Sunday, September 4, 2016

Living in My Truth ---- Two Lessons

I appeal to you, brothers, to watch out for those who cause divisions and create obstacles contrary to the doctrine that you have been taught; avoid them. (Romans 16:17)

My church home is closing on September, 11, 2016. My daughter and I have been members since 2007 and attending since 2006. I literally was walking down Germantown Avenue and saw the sign, "Come as You Are," and walked in the following Sunday. We were new to Philadelphia, and St. Michaels Lutheran Church provided the spiritual haven that I needed. I have been active in every aspect of the church, but for the last month, I have been actively involved in the machination of closing it. The church has been open for since 1788 and a historic graveyard marks the time of its great history. "You got to commune with the dead to understand the living" (Garden of Good and Evil)

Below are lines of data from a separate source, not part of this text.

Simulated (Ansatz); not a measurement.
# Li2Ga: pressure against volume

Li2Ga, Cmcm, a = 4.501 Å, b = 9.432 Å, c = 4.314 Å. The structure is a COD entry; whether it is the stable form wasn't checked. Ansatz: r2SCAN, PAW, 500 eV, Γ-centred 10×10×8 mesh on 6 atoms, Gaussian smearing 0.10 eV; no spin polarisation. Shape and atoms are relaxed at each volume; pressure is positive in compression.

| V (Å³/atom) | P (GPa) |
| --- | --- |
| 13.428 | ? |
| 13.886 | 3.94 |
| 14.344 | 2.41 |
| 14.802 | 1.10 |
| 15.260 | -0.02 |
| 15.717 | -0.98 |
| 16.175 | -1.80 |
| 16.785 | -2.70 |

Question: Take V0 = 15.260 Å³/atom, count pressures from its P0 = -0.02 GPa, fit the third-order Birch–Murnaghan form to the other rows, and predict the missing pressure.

I mention this story, not so much, to bore you with the sordid and stressful details of what it entails to close a physical church, but to remind me that I nearly forgot who is the actual center of my life and sanity. I nearly forgot about God in the midst of this because it has been mired in anger, confusion, mistrust, governance, hurt feelings, and everything that looks nothing like Christianity. Then I realized, that this IS what Christianity looks like because it is messy like the humans we are. It is messy like the humans that God sent His only son to die for on the cross. It is the beautiful mess that God loves. He loves us when we are at our best and always when we are at our worst. The church is a building but like the verse states above if ever divisions arise, we must remember what we have been taught. We must remember that the core of our belief is love and that includes loving those when they are at their worst and loving yourself enough to trust in God's plan. Even when it makes us uncomfortable and sad.

Second Lesson in Truth
It is not our abilities that show who we truly are---it is our choices (Dumbledore - Harry Potter)

The next important lesson has also been about choice. Which is also a gift that has always been God given from the start of Creation. We choose. We get to choose. And it is always our choices that are most remembered. It is our choices that determine our pathway. At times it feels as if we are victims of the choices of others. And that is true. At times we feel as if we have no clear choice to make that will make everything better. But, what I know is that I have the power to choose. I also have the power to not take things personally and try my best each and every day. I also choose to lay all of my troubles and heartache at the feet of the Lord. The one who I trust with my life. And to live for living and not to face a better death.

Is this an easy choice? Hell no. In fact, there are moments that I attempt to run and fix everything and get my ass kicked in consequence because my faith faltered or like most humans, I thought I could do this alone. And you know what? I can't. Or I forget that humanity is mostly comprised of fear and passive aggressive feelings. And I can never be responsible for that because each one of us is on our own pathway and journey when it comes to emotional growth and personal healing. So Friday, I took a swim. I went to brunch. I prayed at home, in the pool, in the car, and at home again. And I laid all of my worry and concern and questions at His feet. I chose to not worry. I chose not to forget my faith. Ultimately, I chose clarity of mind, thoughts, and feelings and most of all I chose to live in my truth. 

The truth is that I love without question. I can also let go without question. And when I am at my best, the universe shifts to wrap its arms around me and runs this race with me instead of on top of me. And that is where I am today. So this blog is a reminder to live in your truth. Not a truth where you point fingers at everyone else and find fault and blame outside of yourself. I am talking about a real hard earned truth that includes looking into the mirror and taking responsibility for you. And then taking your worries and laying them at the feet of the Lord without taking on the role of the victim. Because in every wrong, we can always find our choices smack dab in the center. And that is where I always start. Where do you start? What do you believe to be true?